Looking Back at 20 Years of Animal Crossing
If you’re of a certain age, you might have a particular nerdy memory. So, there you are, at a party, behaving in ways which are both unwholesome and unbefitting of someone your age when suddenly it occurs to you: Tom Nook’s sale just started! It’s 10 pm, but you know the sale will be active until 11 pm, so off you go, teetering on your feet as you rush through the neighborhood streets. Since Animal Crossing operates on an in-game clock that mirrors time in the real world, you know you’d better hurry because you can’t cheat the system.
Before you know it, you’ve made it home just in time, and as you push the power button on a certain lunch pail-looking console, the light of your television shines across your face in the dark of night, and suddenly you’re playing Animal Crossing. You’re in your weird little town, populated with your anthropomorphic animal pals. There’s the owl who collects things, the dog who plays some tunes, and, of course, that stodgy loan shark disguised beneath the veneer of a sleepy raccoon.
These are your neighbors, and this is your home away from home: this is Animal Crossing. It’s a place for you to relax, unwind, and have entirely improbable and cute conversations. It’s a place for you to decorate your home, catch bugs or go to the latest festival. Above all, it’s a place just for you.

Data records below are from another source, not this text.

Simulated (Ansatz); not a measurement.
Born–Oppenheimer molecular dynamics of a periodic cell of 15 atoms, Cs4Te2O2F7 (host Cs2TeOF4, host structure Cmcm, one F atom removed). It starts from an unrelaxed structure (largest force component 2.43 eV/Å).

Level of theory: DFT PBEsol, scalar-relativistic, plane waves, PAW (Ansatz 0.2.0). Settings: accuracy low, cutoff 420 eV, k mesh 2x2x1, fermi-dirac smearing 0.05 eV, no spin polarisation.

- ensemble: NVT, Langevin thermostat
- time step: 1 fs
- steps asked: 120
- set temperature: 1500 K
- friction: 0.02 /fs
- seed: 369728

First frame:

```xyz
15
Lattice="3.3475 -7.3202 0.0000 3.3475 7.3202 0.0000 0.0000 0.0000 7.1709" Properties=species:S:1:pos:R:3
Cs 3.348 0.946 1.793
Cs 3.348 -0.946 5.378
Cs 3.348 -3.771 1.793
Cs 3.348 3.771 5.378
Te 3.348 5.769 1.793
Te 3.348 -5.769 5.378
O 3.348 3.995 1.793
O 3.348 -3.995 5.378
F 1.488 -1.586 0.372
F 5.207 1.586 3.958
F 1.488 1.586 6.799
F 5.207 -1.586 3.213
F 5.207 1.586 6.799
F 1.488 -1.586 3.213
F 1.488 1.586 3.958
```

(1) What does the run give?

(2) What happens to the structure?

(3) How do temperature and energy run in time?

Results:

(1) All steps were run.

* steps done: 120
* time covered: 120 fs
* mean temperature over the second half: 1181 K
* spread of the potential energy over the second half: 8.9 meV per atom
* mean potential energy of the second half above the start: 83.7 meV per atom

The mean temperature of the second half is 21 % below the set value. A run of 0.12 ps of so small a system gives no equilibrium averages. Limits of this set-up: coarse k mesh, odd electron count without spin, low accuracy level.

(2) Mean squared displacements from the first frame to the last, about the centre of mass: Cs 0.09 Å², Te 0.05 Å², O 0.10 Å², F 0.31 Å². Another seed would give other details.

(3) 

This is the central selling point of a game like this. Whereas social sims that had come before it, like Harvest Moon, gave you a bevy of things to keep you endlessly busy, Animal Crossing was the first game of its ilk to make an art out of downtime. Whether you popped into the game for an hour or five minutes, Animal Crossing had something to keep you coming back again the next day.
The low stakes/low-stress approach of the game design made Animal Crossing feel like a whole new genre altogether, despite the aforementioned similarities to older games. Really your only motivation was your own drive to improve your home and dig yourself out of Tom Nook’s insidious debt scheme. Completionists might be tempted to fill out their bug, fossil, or fish collections, but those of a more idle disposition might spend hours simply designing their own unique set of clothes.
The best surprise in the game came with the ability to play older NES games within Animal Crossing. For those who wanted to wile away within their idle experience, this was an especially welcome distraction. It’s hard to overstate how chilled out you could feel playing a fun game from your childhood while playing an already relaxing game. Think of it like sipping a cup of green tea while soaking in a warm bath–in other words, bliss. Among the available games were undisputed classics like Donkey Kong and more unsung retro entries like Ice Climbers and Balloon Fight.
Adding further value, players could create multiple towns (albeit with another memory card purchase) or visit their friend’s towns for added benefits. Since this was the old days, you couldn’t use these features online but rather would have to go to your friend’s place, memory card in tow. Still, the benefits of doing this included new items, new experiences, and even new neighbors.
Yes, people from your town might decide to move to your friend’s village or vice-versa. Crazier still, if you visited them in their new homes and towns, they would still remember you, even though they now lived in your friend’s game. Like how most gamers wouldn’t notice or experience tiny idiosyncrasies like these in the Metal Gear Solid series, the fact that this amount of thought and effort went into Animal Crossing, to begin with, is frankly insane.
A totally unique game that would go on to spawn a wildly successful new franchise for Nintendo, Animal Crossing may have began its life as a small, humble experiment on the GameCube. Still, it has since gone on to craft a legacy befitting its own unique flavor and a strong sense of originality, and if that’s not the marker of a classic game, then what is?